Featured photo: A billboard in Greensboro aims to raise awareness about the dangers of fentanyl, a deadly and potent drug being hidden in other recreational drugs. (Photo by Gale Melcher)

On a billboard off of Battleground Avenue in Greensboro, 20 smiling faces flash grins through the screen — smiles that will forever be contained in pictures and their families’ memories. All 20 people pictured on the billboard passed away after taking drugs they didn’t know were laced with fentanyl, a synthetic opioid drug that is being mass-produced and added to other illicit drugs to increase their potency. This often results in death — in North Carolina, 183 deaths occurred this March.

Next to the faces a message reads: “Hidden in so-called ‘recreational’ drugs, fentanyl steals families.”

On July 6 around noon, families gathered around Elizabeth’s Pizza facing the billboard to remember their loved ones and raise awareness about the dangers of illicit drugs. 

Deborah Peeden lost her granddaughter Ashley in October 2021 and shared her story with TCB last year.

In 2023, the Drug Enforcement Administration seized more than 80 million fentanyl-laced fake pills. This year, that number has reached more than 28.1 million and is still climbing. Additionally, seven out of 10 pills seized by the DEA contain lethal doses of fentanyl.

Deborah Peeden stands next to an image of her granddaughter, Ashley, who thought she was doing cocaine with friends when she died from fentanyl poisoning at age 23. (Photo by Gale Melcher)

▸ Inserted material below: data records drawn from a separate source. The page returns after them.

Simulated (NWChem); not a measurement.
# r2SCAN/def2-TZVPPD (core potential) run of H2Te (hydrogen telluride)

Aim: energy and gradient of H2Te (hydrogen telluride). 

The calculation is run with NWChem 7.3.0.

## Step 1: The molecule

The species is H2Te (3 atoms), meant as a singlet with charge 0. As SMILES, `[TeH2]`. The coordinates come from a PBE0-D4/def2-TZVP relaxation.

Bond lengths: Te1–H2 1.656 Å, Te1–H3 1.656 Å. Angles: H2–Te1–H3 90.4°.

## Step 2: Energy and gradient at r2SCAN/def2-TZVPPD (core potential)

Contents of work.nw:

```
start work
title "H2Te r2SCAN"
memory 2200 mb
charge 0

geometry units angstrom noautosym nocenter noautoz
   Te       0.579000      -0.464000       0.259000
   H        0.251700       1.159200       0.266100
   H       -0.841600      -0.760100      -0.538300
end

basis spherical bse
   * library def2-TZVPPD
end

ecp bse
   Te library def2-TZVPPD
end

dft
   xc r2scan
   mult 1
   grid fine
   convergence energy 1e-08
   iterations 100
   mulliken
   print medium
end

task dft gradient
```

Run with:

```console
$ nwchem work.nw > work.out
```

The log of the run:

In an interview, Peeden said that she felt it was important to put the billboard up to highlight the memory of locals lost to fentanyl. For the past two years, Peeden has paid for a billboard in memory of Ashley. Peeden is now an ambassador for Facing Fentanyl, a campaign that provides prevention education and opioid-reversal kits to schools.

“Some days I’m good, and other days it just hits out of the blue,” Peeden said. “She’s on my mind 24/7 every single minute of every single day. She’s got her birthday coming up on August 1.” 

Peeden explained that when dates like birthdays come around, she “can feel that tsunami wave coming.”

“You feel like you’re drowning,” she said.

On July 6, TCB spoke with other mothers who have lost their children to fentanyl poisoning;  TCB is not publishing their names as their childrens’ cases are still active. Many of the families have connected via support groups and bonded over their losses. One mother tugged at the layers of colorful bracelets on her wrist before finding the name of Thomas Lamb etched into a plastic bracelet. Thomas died from fentanyl poisoning in September 2022. She’s friends with Thomas’s mother, Amy Lamb, who still celebrates his birthday every year with his friends and family. 

A bracelet etched with the name of Thomas Lamb. In September 2022, Thomas, age 18, purchased a pill to help him sleep; he thought it was Xanax. It was fentanyl. (Photo by Gale Melcher)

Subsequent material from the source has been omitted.